So it’s a year later and dual core is quickly becoming the standard for new high-end laptops and desktops, although microchip manufacturers still do a brisk businesses selling high-end single core processors as well.

And now Intel and AMD are preparing to launch quad core configurations — four processors running at the same time on a single chip, enabling faster, burlier computing.

I find it hard to care. To me it matters about as much as the battle to see how many blades razor companies can cram onto a single shaver — just how baby-smooth do we need our chins to be?

One of main reasons I find it so hard to care is that at the same time Intel and AMD were announcing quad cores they were also claiming that this is only the first step and that we’ll be seeing “octo” cores and “deca-sexa” cores, and so on, in the near future. Where’s the business sense in announcing that you’re already hard at work making your next generation products obsolete?

It seems the Gigahertz race, which is slowing down because of the physical limitations of copper and silicon, has been replaced by a race to see what company can stack the most processors onto a single chip without the whole thing toppling like Jenga blocks.

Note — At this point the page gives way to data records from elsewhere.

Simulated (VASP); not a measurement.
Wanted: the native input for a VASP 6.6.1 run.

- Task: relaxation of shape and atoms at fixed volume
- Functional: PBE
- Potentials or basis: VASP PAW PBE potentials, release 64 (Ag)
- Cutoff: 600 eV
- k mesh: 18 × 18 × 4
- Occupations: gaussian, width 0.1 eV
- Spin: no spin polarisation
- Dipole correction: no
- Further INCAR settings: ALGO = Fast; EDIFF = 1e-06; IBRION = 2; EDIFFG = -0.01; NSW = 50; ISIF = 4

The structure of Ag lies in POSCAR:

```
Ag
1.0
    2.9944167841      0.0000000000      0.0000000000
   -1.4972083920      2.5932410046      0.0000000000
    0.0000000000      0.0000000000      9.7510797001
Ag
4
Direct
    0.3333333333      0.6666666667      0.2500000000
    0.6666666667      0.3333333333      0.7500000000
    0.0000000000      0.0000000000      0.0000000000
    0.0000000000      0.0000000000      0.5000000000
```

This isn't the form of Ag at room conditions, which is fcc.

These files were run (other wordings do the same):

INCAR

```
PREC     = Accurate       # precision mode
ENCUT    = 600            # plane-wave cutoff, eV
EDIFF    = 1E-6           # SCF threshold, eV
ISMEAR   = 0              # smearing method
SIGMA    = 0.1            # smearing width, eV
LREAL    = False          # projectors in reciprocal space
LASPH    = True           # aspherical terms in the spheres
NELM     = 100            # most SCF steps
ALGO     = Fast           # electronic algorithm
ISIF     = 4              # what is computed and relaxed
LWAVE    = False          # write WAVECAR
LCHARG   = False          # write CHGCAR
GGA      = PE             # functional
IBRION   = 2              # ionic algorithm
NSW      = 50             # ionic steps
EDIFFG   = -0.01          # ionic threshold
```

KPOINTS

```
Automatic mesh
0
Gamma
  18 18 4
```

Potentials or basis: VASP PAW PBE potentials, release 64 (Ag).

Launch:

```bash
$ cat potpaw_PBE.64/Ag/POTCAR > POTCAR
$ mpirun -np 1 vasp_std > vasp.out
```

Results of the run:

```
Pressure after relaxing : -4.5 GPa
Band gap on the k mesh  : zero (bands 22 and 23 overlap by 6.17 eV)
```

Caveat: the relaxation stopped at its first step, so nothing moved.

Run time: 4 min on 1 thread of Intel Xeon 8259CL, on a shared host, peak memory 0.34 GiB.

The “bigger is always better” should be ecstatic with the whole core-stacking revolution, but what will it really mean for the rest of us? Will we need to continue to upgrade our computers and software because some gearheads want the ability to simultaneously Skype home, burn DVDs, watch BitTorrent episodes of Lost, and play World of Warcraft on a separate monitor?

And will tech companies support this quad core revolution or are they going to say, “enough eggheads, we’re developing our stuff for the dual core configuration for next five years, so go back to your labs”?

Buying a computer is already getting too complicated. For example, the new Mac Pro boxes are being sold as “quad workstations” because they contain two dual-core processors, and not because they have a single processor with four cores. Obviously they’re not the same thing.

Also, the term ‘quad’ is also misleading because it suggests that a chip should have four times the computer power of a regular chip, but that’s not possible because no complementing hardware or software is designed to make full use of the architecture. There are significant bottlenecks to performance to overcome.

The quad core processors will obviously be a little faster in tests than two duals running together, given that the processors are integrated onto a single chip and there are efficiencies to that design, but nobody can really know what any of this means. Even with benchmarks it will still be confusing.

Ars Technica ( www.arstechnica.com ) summed up the quad announcement best: “The results are going to vary with application type to a much higher degree than reviewers have so far been accustomed to… It’s one thing to use synthetic benchmarks to get CPU horserace numbers for two systems that are very similar, but when you move out of the realm of oranges vs. oranges and into the realm of oranges vs. grapefruit, it becomes less of a horserace and more of a question of which tool best fits the specific types of jobs that you want to do. In this context, real-world application performance is the only thing worth looking at.”

Paraphrasing quite liberally, the chip companies may be making a mistake pushing the numbers game too far. There’s a real danger that they wind up with too many product lines that eventually will start to compete against each other as well as the products of other chipmakers. At the same time they might lose any economic benefits realized from mass producing and marketing only a handful of different chip models, confuse the average buyer, convince some buyers to hold off buying until they can be sure they’re buying the right chip, and force gearheads and reviewers to make brutally honest evaluations of costs vs. performance.

 

Dark movie I.Q.

The Internet has always been a great place to test your knowledge on different subjects through online quizzes, but the people at M&M’s have gone one step further with a little contest called 50 Dark Movies Hidden In A Painting — http://us.mms.com/us/dark/index.jsp . The important thing to remember is that they’re “dark” movies, not necessarily horror movies, but it’s a phenomenal game and really gets you into the spirit for Halloween. I got to 34 movies before I Googled for help.